When conflict escalates, investors typically move toward defensive assets such as U.S. Treasuries, gold, or large-cap domestic stocks. However, when a ceasefire is announced, risk appetite returns quickly. South Korean equities become popular during these periods due to supply chain risks, energy price shocks, and reduced global demand expectations.

Notably, an exchange-traded fund (ETF) like the iShares MSCI South Korea ETF (NYSE:EWY) delivered one of the sharpest single-session surges in the world, and few people outside Asia were watching. It represents a fund that quietly sits at the intersection of global trade, semiconductors, and geopolitical sensitivity.

This article highlights how South Korean assets were uniquely positioned during easing geopolitical conditions.

What is the iShares MSCI South Korea ETF?

EWY is a BlackRock-managed ETF that tracks the MSCI Korea 25/50 Index, giving investors direct exposure to South Korea’s stock market through a single US-listed security.

It holds 92 South Korean stocks, with heavy weighting on large-cap stocks such as Samsung Electronics and SK Hynix. Information technology constitutes approximately 47% of the portfolio, while the remaining allocations belong to the industrial sector and financial services. The ETF is passively managed because it tracks the underlying index.

Why South Korea Reacts So Strongly to a Middle East Ceasefire

When the Strait of Hormuz is under threat, South Korean manufacturers face higher input costs, tighter margins, and weaker export competitiveness. When it reopens, those pressures ease almost immediately.

Iran’s Foreign Minister assured safe transit through the strategic waterway during the next two weeks. The price of crude oil plunged by over 10%, alleviating fears of inflation and of central banks adopting a more aggressive stance. This proved highly beneficial to the South Korean economy, which functions on both exports of computer chips and the automotive industries – two sectors highly dependent on energy.

Recent market analysis shows that ceasefire developments have sparked broad rallies across beaten-down country ETFs and cyclical sectors, with EWY among the key beneficiaries. 

The speed of that move was on full display in Seoul: the Korea Exchange activated a program trading sidecar on the main bourse just six minutes into the session, after KOSPI 200 futures surged 6.23% from the previous session’s benchmark. This is a reliable signal that institutional capital flooded into Korean equities faster than the exchange’s own safeguards could absorb.

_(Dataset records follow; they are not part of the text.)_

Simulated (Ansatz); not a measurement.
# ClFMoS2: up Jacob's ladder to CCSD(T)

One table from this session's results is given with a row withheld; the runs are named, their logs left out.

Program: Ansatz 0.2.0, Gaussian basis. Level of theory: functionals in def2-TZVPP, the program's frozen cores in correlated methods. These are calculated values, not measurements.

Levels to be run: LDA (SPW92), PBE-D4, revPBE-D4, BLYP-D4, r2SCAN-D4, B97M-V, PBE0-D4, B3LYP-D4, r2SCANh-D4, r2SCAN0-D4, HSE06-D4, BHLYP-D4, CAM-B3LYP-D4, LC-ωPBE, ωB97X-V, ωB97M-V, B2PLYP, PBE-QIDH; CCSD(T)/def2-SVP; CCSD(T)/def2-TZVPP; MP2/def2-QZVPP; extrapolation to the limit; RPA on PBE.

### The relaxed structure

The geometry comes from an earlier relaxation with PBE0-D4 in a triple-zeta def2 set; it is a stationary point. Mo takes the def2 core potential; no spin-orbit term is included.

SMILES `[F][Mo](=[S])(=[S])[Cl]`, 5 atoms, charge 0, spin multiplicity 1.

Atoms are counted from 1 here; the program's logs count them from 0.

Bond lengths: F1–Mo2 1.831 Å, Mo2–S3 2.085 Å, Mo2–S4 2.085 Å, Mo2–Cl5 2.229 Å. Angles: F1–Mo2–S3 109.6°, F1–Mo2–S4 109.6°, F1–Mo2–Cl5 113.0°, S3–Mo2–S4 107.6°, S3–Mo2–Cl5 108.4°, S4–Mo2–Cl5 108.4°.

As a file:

The Earnings Catalyst That Made It Even Bigger

Surprisingly, Samsung Electronics’ operating income for the first quarter was 57.2 trillion won. Although the market initially reacted with caution to the results, it ultimately recognized the earnings improvement following the ceasefire.

External factors were equally strong in aiding the advance, as South Korea posted a 48.3% increase year-over-year in exports to a record high of $86.1 billion in March, boosted by a healthy performance in semiconductor exports, bolstering optimism about the earnings potential of the country’s semiconductor-driven stock market.

Building and construction companies also rallied on prospects of Middle Eastern rebuilding. Shares of Daewoo and Hyundai E&C soared by 30% and 22%, respectively, whereas financial service companies such as Korea Financial Holdings & Kiwoom Securities rallied by more than 12%.

What EWY Looks Like as a Vehicle

For investors who want to express a view on South Korea without a foreign brokerage account, EWY remains the primary tool available.

EWY has returned up to 37% so far in 2026 and is rated ‘A’ compared with its Miscellaneous Region peers, which on average returned 3.1%. This sort of performance is not a new development either; the fund’s one-year return of more than 154% is a testament to the rapid repricing of South Korean stocks amid the accelerating semiconductor boom driven by artificial intelligence.

The price of EWY ranges from $48.76 to $154.22, reflecting the returns it has generated over the year. Furthermore, this range indicates the volatility associated with EWY. The investors who had bought at the top of the 52-week range in early March 2026 faced steep losses.

Goldman Sachs noted that while the peak-to-trough move during the Iran war sell-off met the widely accepted definition of a bear market, the bank views the decline as a correction likely to be followed by a recovery to new highs.

How to Approach EWY as an Investor

For investors looking to position around geopolitical easing, EWY can be used in several ways:

1. Tactical Trade on Risk Sentiment

  • Enter after confirmation of easing tensions or ceasefire developments
  • Focus on short- to medium-term momentum

2. Semiconductor Cycle Exposure

  • Use EWY as a diversified way to gain access to global chip leaders
  • Avoid single-stock concentration risk

3. Emerging Markets Diversification

  • Add EWY to balance the U.S. portfolios
  • Benefit from the potential outperformance of international equities

Each approach depends on your risk tolerance and time horizon; however, EWY performs best when uncertainty declines.

Bottom Line

The EWY emerged as one of the biggest winners from the US-Iran ceasefire, surging alongside South Korea’s KOSPI index as oil prices fell and risk appetite returned. South Korea’s export-driven economy, which depends heavily on semiconductors and affordable energy, benefits directly when Middle East tensions ease. A record-breaking Samsung earnings report and strong export data amplified the rally further. With a 154% one-year return and $16 billion in assets, EWY offers US investors a practical way to access South Korean equities, though its volatility means position sizing and geopolitical timing remain critical.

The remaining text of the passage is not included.